First Presidency Statement on Basing of MX Missile
The First Presidency issued on Tuesday, 5 May 1981, the following statement
on the proposal to base the MX missile in Utah and Nevada.
We have received many inquiries concerning our feelings on the proposed
basing of the MX missile system in Utah and Nevada. After assessing
in great detail information recently available, and after the most careful
and prayerful consideration, we make the following statement, aware
of the response our words are likely to evoke from both proponents and
opponents of the system.
First, by way of general observation we repeat our warnings against
the terrifying arms race in which the nations of the earth are presently
engaged. We deplore in particular the building of vast arsenals of nuclear
weaponry. We are advised that there is already enough such weaponry
to destroy in large measure our civilization, with consequent suffering
and misery of incalculable extent.
Secondly, with reference to the presently proposed MX basing in Utah
and Nevada, we are told that if this goes forward as planned, it will
involve the construction of thousands of miles of heavy-duty roads,
with the building of some 4600 shelters in which will be hidden some
200 missiles, each armed with ten warheads. Each one of these ten nuclear
warheads will have far greater destructive potential than did the bombs
dropped on Hiroshima and Nagasaki.
We understand that this concept is based on the provisions of a treaty
which has never been ratified, and that absent such a treaty, the proposed
installation could be expanded indefinitely. Its planners state that
the system is strictly defensive in concept and that the chances are
extremely remote that it will ever be actually employed. However, history
indicates that men have seldom created armaments that eventually were
not put to use.
We are most gravely concerned over the proposed concentration in a
relatively restricted area of the West. Our feelings would be the same
about concentration in any part of the nation, just as we assume those
in any other area so selected would have similar feelings. With such
concentration, one segment of the population would bear a highly disproportionate
share of the burden, in lives lost and property destroyed, in case of
an attack, particularly if such were to be a saturation attack.

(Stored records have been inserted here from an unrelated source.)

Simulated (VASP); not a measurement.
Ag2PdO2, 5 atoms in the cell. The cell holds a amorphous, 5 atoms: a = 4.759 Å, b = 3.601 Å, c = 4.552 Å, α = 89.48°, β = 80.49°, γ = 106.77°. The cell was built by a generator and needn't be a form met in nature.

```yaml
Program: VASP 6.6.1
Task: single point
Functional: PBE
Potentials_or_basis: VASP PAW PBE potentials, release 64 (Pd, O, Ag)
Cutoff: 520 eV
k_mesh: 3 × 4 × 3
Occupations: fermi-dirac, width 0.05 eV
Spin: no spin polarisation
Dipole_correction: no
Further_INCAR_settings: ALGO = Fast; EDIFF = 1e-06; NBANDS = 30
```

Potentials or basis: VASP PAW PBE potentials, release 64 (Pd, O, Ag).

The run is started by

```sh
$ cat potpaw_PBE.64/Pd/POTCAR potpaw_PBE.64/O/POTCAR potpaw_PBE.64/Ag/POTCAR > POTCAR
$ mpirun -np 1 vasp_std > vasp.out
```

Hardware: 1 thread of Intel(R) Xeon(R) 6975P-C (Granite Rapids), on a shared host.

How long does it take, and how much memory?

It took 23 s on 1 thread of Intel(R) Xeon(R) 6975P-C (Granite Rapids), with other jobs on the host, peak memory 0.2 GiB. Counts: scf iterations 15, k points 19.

Such concentration, we are informed, may even invite attack under a
first-strike strategy on the part of an aggressor. If such occurred
the result would be near annihilation of most of what we have striven
to build since our pioneer forebears first came to these western valleys.
Furthermore, we are told that in the event of a first-strike attack,
deadly fallout would be carried by prevailing winds across much of the
nation, maiming and destroying wherever its pervasive cloud touched.
Inevitably so large a construction project would have an adverse impact
on water resources, as well as sociological and ecological factors in
the area. Water has always been woefully short in this part of the West.
We might expect that in meeting this additional demand for water there
could be serious long term consequences.
We are not adverse to consistent and stable population growth, but
the influx of tens of thousands of temporary workers and their families,
together with those involved in support services, would create grave
sociological problems, particularly when coupled with an influx incident
to the anticipated emphasis on energy development.
Published studies indicate that the fragile ecology of the area would
likewise be adversely affected.
We may predict that with so many billions of dollars at stake we will
hear much talk designed to minimize the problems that might be expected
and to maximize the economic benefits that might accrue. The reasons
for such portrayals will be obvious.
Our fathers came to this western area to establish a base from which
to carry the gospel of peace to the peoples of the earth. It is ironic,
and a denial of the very essence of that gospel, that in this same general
area there should be constructed a mammoth weapons system potentially
capable of destroying much of civilization.
With the most serious concern over the pressing moral question of possible
nuclear conflict, we plead with our national leaders to marshal the
genius of the nation to find viable alternatives which will secure at
an earlier date and with fewer hazards the protection from possible
enemy aggression, which is our common concern.